Comparing functions with different results

bench::mark function checks that each run returns the same value, which is typically what you want to microbenchmark. On the other hand, if you want to compare the speed of expressions that may return different values each run, set check = FALSE.

# Define two different functions
r_sum <- function(n) {
  sum(1:n)
}
r_product <- function(n) {
  prod(1:n)  # Product of 'n' numbers
}

Note that the results of these two functions are not the same.

r_sum(100)

## [1] 5050

r_product(100)

## [1] 9.332622e+157

Let’s try microbenchmarking the two functions without checking results by setting check = FALSE.

bench::mark(
    r_sum(1e5),
    r_product(1e5),
    check = FALSE,
    iterations = 10000,
    time_unit = "us"
)

ABCDEFGHIJ0123456789

expression <bnch_xpr>	min <dbl>	median <dbl>	itr/sec <dbl>	mem_alloc <bnch_byt>	gc/sec <dbl>
<bnch_xpr>	0.9	1.10	733982.663	8.5625KB	0
<bnch_xpr>	853.7	862.95	1079.287	8.015625KB	0

Exercises

Create two functions for obtaining the $n^{th}$ Fibonacci number: fib_loop that uses a for loop, and fib_rec using recursion.
- Benchmark the two functions for inputs x <- 1:100. Which is faster?
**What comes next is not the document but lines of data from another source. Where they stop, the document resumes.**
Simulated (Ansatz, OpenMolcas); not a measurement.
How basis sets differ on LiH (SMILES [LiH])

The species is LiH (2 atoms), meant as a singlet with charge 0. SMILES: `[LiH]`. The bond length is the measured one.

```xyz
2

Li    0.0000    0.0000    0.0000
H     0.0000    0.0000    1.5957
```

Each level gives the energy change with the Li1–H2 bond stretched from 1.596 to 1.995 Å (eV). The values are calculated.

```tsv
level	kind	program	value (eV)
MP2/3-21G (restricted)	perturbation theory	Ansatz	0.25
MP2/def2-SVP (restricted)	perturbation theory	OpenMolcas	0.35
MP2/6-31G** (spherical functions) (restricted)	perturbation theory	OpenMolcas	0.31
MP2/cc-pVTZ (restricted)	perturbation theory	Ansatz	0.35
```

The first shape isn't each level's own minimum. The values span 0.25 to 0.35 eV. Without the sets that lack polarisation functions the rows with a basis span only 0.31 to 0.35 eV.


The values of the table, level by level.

Consider the two search algorithms linear_search and `binary_search’.

linear_search <- function(arr, target) {
    for (i in seq_along(arr)) {
        if (arr[i] == target) {
            return(i)
        }
    }
    return(-1)
}

binary_search <- function(arr, target) {
  left <- 1
  right <- length(arr)
  while (left <= right) {
    mid <- floor((left + right) / 2)
    if (arr[mid] == target) {
        return(mid)
    } else if (arr[mid] < target) {
        left <- mid + 1
    } else {
        right <- mid - 1
    }
  }
  return(-1)
}

Benchmark the performance of the two functions when finding the string “find_me” in the following vectors:

# Vectors of size 15
vec1 <- c("a", "find_me", "b", "c", "d", "e", "f", "g", "h", "i", "j", "k", "l", "m", "n")
vec2 <- c("a", "b", "c", "d", "e", "f", "g", "h", "i", "j", "k", "find_me", "l", "m", "n")
vec3 <- c("a", "b", "c", "d", "e", "f", "find_me", "g", "h", "i", "j", "k", "l", "m", "n")

# Vectors of size 100
vec4 <- c("a", "find_me", rep(letters[2:26], length.out = 98))  # "find_me" at index 2
vec5 <- c(rep(letters[1:5], each = 18), "find_me", letters[7:15])  # "find_me" at index 91
vec6 <- c(rep(letters[1:5], each = 10),
          "find_me", letters[50:100])  # "find_me" at index 50

If the input size is 15, which is faster?
If the input size is 100, which is faster?
If the item to find is found early in the array, which is faster?
If the item to find is found late in the array, which is faster?